At the beginning of 1952, under the auspices of the third successive democratically elected (if increasingly unpopular) president, Cuba celebrated its fiftieth independent year with a largely positive taking of stock. This blossoming sense of optimism was given a further fillip by the prospect of upcoming elections (to be held in July 1952) in which it was widely believed that the Partido del Pueblo Cubano, or Ortodoxos, led by the cousins Eduardo Chibás and Roberto Agramonte, would ride to victory on an anti-corruption platform. But disorder came to the fore once more with the return of coupmonger Batista, still in his civilian suit but bearing a striking resemblance to the cocksure colonel of a previous and unsavoury age, and the stock-taking began to be much less positive. How had Cuba managed to come so far from the malfeasance of the early 1920s and the violent and vengeful excesses of the early 1930s, only to fall prey once more (and seemingly without much of a fight) to the despotic designs of a brutish caudillo? Significantly, although declaring loyalty to the 1940 Constitution, Batista immediately suspended some constitutional guarantees (including the right to strike) and would go on (in April 1952) to introduce a new 275-article constitutional code that gave the executive the ability to suspend the rights of free speech, assembly and press without parliamentary consultation (Thomas 1971: 790). When the fiftieth independent year waned and 1953, the centenary of José Martí's birth, began, the psycho-social stage was once again set for an intense re-examination of selfhood. This second period of study opens, therefore, with another liminal moment in Cuba's collective rite of passage.
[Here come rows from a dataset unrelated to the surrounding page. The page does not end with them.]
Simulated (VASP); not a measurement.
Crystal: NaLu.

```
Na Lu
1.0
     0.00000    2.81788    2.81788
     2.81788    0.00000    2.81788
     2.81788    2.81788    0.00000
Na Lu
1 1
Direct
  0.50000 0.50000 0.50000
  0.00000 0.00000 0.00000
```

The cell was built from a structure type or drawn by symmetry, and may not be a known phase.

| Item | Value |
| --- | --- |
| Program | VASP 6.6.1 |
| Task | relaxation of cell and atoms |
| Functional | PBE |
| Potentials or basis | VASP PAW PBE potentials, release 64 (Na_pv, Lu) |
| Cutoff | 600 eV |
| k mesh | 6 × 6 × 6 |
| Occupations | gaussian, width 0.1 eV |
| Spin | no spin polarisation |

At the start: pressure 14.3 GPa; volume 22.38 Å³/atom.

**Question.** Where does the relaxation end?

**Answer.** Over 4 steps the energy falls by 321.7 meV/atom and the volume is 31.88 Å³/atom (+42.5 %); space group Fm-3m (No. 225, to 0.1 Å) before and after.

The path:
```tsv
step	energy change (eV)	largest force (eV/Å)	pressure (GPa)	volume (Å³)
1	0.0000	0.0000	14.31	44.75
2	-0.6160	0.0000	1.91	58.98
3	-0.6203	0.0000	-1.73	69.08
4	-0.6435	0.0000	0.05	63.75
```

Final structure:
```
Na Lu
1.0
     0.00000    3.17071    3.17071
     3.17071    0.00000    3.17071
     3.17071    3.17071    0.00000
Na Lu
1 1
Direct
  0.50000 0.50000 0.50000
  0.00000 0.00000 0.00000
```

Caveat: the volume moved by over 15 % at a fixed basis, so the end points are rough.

Although his writings and persona were largely unknown on the island until the Wars of Independence ended (due mostly to effective Spanish censorship), the exiled Cuban cigar workers of southern Florida had already baptised Martí ‘el Apóstol’. His apostolic example of political activism, poetic genius and self-sacrifice survived his premature death at Dos Ríos in 1895 and became intrinsic to Cuba's most cherished aspirations for itself in independence. For many, Martí was simply ‘lo mejor y lo más limpio que tenemos’, the very incarnation of the country's conciencia, ‘el corazón de nuestra patria’ (Sáenz 1953: 7–8).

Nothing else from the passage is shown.